Great post. I wonder how many companies realize the waste associated with their corporate plans for health club membership?

Another way to maybe both encourage attendance - and cut costs - put a set amount of dollars on a debit/gift card for a specific gym equal to the suggested number of times a person should go to the gym - and any amount left at the end of the month expires. Then provide updates to the card holder showing their number of visits and amount of money left. This should encourage participation. Once the employee gets past a certain point in their fitness regime - typically a month or two - when they show they are attending at the point where it makes financial sense, they can be moved to an annual membership.

The money that expires each month could be used as you suggested - for further incentives and wellness activities - or dropped to the bottom line for reduction in overall health care spending.

I'm sure some mathematician could come up with a model based on probabilities that would show the business case for this.

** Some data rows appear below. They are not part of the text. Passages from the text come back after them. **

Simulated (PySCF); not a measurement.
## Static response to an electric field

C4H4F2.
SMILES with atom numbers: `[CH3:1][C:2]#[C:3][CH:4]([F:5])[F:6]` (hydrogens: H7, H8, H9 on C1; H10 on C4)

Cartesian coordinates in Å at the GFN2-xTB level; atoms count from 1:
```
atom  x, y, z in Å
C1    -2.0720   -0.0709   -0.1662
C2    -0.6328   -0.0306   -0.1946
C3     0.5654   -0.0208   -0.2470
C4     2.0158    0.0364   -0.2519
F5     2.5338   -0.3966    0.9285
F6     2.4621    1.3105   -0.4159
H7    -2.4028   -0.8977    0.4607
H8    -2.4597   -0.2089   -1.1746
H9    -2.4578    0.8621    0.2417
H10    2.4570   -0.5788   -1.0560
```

Great idea! I believe the better you can measure the better the results. My one rebuttal would be: just because someone visits the gym DOES NOT mean they are getting the right kind of exercise or information. Many trainers who give nutritional advice, for example, are peddling quackery - unnecessary supplements, or, diet plans that are too restrictive to be sustained (i.e. that involve shaving off 500 - nearly a third to a quarter) of someone's daily caloric intake.

Even if someone visits the gym and manages to avoid the shiesty products, how do we know that each visit isn't just to hit the tanning booth or lounge in the sauna? I know people who use their gym membership solely for those purposes.

Still I like your idea :)


Perhaps a more cost effective and efficient solution to the gym dilemma might be in offering the reimbursement incentive! have the employee pay for their own membership and if they keep the membership for more than three consecutive months give them an amount equal to 50% or cap it at a dollar amount. This way the owness is on the member/employee to pay out of pocket first and what's the point of doing that if you're not going to use it- a 50% reimbursement is hardly worth the effort to be dishonest about frequency and usage- but if one does really use the membership it's a terrific incentive and a nice intrinsict reward from the employer. Additionally, I think it will be a whole lot cheaper than 1) building a fitness center on site hoping everyone will use it- doubt it- unless a company institutes mandatory Phys Ed programs LOL. and 2)hiring a mathmetician to perform statistical analysis and create metrics for who? what? sounds too tedious to me- and if a company has that kind of money to burn- there's no need to squabble about the waste of money on the usage of gym memberships.